By CAROLYN LUCAS-ZENK
Mom. It’s a simple, three-letter word that can evoke so much emotion, memory and comfort.
Today is Mother’s Day, a time to cherish and celebrate moms from all walks of life. In celebration of the national event, Waimea Elementary School first-graders from Lia Shaw and Laenette Hudgins’ classes were asked Wednesday to share what makes their mothers so special. They also revealed their guesses about the holiday’s origins and what moms really want.
Jessie Silva, 7, thinks God invented Mother’s Day because “he invented everything, even us.” What Silva said he appreciates about his mom, Tess, is how she feeds and shelters him, as well as makes him happy. A particular trait he likes about Tess is how “she always keeps her promises,” such as signing him up for soccer or buying him something special as a reward for good deeds. His advice to kids at a loss about what to do for their moms on this special day was simple: “Do anything. Anything good and that will make her happy.”

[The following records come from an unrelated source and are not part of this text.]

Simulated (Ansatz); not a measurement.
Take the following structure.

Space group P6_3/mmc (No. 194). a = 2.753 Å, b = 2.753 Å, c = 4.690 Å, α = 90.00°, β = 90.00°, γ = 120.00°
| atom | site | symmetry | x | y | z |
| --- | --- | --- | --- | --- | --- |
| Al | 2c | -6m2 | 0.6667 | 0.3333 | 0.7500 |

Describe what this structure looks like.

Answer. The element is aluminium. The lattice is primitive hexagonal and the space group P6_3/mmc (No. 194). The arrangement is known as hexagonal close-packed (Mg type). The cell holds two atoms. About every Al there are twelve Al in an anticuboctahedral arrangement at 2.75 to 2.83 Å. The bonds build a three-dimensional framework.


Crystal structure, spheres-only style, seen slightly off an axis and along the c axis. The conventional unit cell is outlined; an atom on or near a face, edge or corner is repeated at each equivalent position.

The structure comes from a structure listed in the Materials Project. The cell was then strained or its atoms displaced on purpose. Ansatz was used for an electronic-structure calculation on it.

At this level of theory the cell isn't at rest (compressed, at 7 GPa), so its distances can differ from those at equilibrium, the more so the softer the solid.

Keoni Tarpley Ancheta, 7, thinks dads invented Mother’s Day because “they wanted to be nice.” He said the premise behind the whole day is “to visit with your mom, tell her that she’s pretty and nice, tell her that you love her and what you like about her, and then do something really nice.” Tarpley Ancheta said doing something nice for his mom, Kristy, might consist of making a special meal with her today, possibly hamburgers, a favorite of his.
Ariana Hudgins said kids are definitely the masterminds behind Mother’s Day because “they love their moms the most and think they are the best.” According to the 6-year-old girl, her mom, Misty, is the best for two very important reasons — “She loves me and my brother forever, and she loves taking care of us.”
Hudgins explained Misty was so pretty that she was a model. Besides her beauty, the thing Hudgins admires most about her mom is her wisdom. The best advice she has received came from Misty, who told her “to be kind,” which resulted in more friends.
Seven-year-old Rylee Velazquez claims her mom, Iwa, is not like the others she knows. “She plays zombie games with me almost every day, and it’s awesome. She is awesome,” Velazquez said in a matter-of-fact tone. Other amazing things Velazquez attributed to her mom included supporting her at everything she does, making her feel better whenever she’s hurt and encouraging her to follow her dreams. This Mother’s Day, Velazquez plans to spend lots of time with Iwa, doing nice things and giving her homemade presents. The first-grader added, she couldn’t wait until she’s older because then she’ll be able to drive Iwa anywhere she wants.
Anela Reyes said her mom, Misty, is funny and “always laughing very loudly like Mrs. Shaw,” which causes others to join in the mirthfulness. Reyes also thinks her mom is smart because “she always knows what to do and how to make things better.” For example, the 7-year-old girl said on the first day of school Misty told her to listen to the teacher and not play around when in the classroom. Reyes said following this advice has helped make her a good student.
Kamahao Kanekoa described his mom, Wardene, as having black hair and working at a hair salon. Asked if she has nice hair because of her occupation, he responded with a smile, “Not always.” What the 7-year-old boy likes most about his mom is how kind and loving she is, as well as how she takes good care of everyone. He said Mother’s Day is important because “moms work hard every day and should be recognized for everything they do.”
The driving force behind Mother’s Day was Anna Jarvis, although she was never married nor had any children. She was inspired by her mother, who had the desire that someday all mothers would be recognized and celebrated. Jarvis organized observances in Grafton, Va., and Philadelphia on May 10, 1908. As the annual celebration became popular around the country, Jarvis asked Congress to set aside a day to honor mothers. She finally succeeded in 1914, when Congress designated the second Sunday in May as Mother’s Day, according to the U.S. Census Bureau.